It's true that, back in the '70s and '80s, successful lawyers had much more time to devote to the art of schmoozing, taking current and prospective clients out for fancy meals and cultivating their business. Except for some white-collar law firms, that way of life has disappeared in our modern economy.
Lawyers don't have time to court new clients in person, and potential clients aren't interested in spending a lot of time with their lawyer before signing. They are researching several, sometimes dozens, of lawyers at a time. Typically, they make their choice before they come into your office.
If you prefer the old approach to signing clients, you may find clients are resistant. Most of them don't expect to be "wined and dined," when they interview lawyers. Few other industries use this method of retaining new clients, and you may be setting yourself up for an awkward interaction.
The prospect of a free meal may not be enough to get a potential client to spare two or three hours out of his day, especially if he's about to face some steep legal bills. Also, in today's Internet-saturated world, an increasing number of people prefer to keep their face-to-face interactions to a bare minimum, and would much rather conduct business via email or instant message.

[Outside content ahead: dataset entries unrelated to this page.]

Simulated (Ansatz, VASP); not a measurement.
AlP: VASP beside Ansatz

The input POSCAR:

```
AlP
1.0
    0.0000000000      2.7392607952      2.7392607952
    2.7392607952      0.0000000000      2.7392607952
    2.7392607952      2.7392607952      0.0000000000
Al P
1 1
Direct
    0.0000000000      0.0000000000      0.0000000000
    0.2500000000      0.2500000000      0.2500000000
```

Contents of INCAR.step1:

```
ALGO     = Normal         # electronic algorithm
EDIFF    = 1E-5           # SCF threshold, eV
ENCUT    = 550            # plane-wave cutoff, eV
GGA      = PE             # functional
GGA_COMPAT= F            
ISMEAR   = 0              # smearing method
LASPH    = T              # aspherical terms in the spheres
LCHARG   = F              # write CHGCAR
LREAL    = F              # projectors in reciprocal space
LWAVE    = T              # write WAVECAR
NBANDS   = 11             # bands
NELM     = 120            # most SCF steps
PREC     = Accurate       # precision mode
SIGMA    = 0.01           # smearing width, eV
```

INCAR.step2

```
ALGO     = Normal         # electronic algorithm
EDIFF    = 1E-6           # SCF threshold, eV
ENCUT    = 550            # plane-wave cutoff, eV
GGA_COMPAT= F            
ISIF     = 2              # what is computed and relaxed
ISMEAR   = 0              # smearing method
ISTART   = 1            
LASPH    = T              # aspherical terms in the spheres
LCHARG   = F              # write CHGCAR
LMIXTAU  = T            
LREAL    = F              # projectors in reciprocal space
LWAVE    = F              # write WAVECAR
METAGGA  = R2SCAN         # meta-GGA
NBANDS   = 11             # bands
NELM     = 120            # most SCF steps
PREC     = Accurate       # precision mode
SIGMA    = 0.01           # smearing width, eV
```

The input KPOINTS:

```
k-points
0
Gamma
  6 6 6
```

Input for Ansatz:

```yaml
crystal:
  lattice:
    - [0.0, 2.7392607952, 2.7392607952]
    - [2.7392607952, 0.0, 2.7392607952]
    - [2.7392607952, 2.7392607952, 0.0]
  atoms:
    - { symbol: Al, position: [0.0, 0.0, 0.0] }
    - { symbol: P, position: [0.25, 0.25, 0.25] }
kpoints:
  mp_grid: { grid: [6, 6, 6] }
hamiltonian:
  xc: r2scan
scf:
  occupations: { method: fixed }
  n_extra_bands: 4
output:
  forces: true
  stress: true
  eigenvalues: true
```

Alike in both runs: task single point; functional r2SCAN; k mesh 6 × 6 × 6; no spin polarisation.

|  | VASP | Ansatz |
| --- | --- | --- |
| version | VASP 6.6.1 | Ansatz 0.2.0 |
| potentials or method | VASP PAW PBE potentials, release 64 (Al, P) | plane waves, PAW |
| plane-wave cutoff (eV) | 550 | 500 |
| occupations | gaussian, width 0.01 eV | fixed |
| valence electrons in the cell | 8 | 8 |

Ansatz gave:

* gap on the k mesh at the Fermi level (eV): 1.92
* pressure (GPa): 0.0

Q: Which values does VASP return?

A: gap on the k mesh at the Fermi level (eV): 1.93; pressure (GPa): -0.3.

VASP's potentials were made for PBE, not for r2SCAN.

Plus, if you give your potential clients so much attention before signing them, they will expect that level of attention after you sign them. Imagine taking your client to dinner each time you have to update them about your case! Ideally, with good marketing your list of potential clients will rise to levels where this kind of networking is unsustainable.
So what can you do? There's nothing wrong with splurging occasionally and treating a willing client to lunch. But, given the circumstances obtaining in the modern economy, you should also invest in an automated client-retention system that can follow up on prospective leads and spare you the time, money and effort needed to schedule a meal.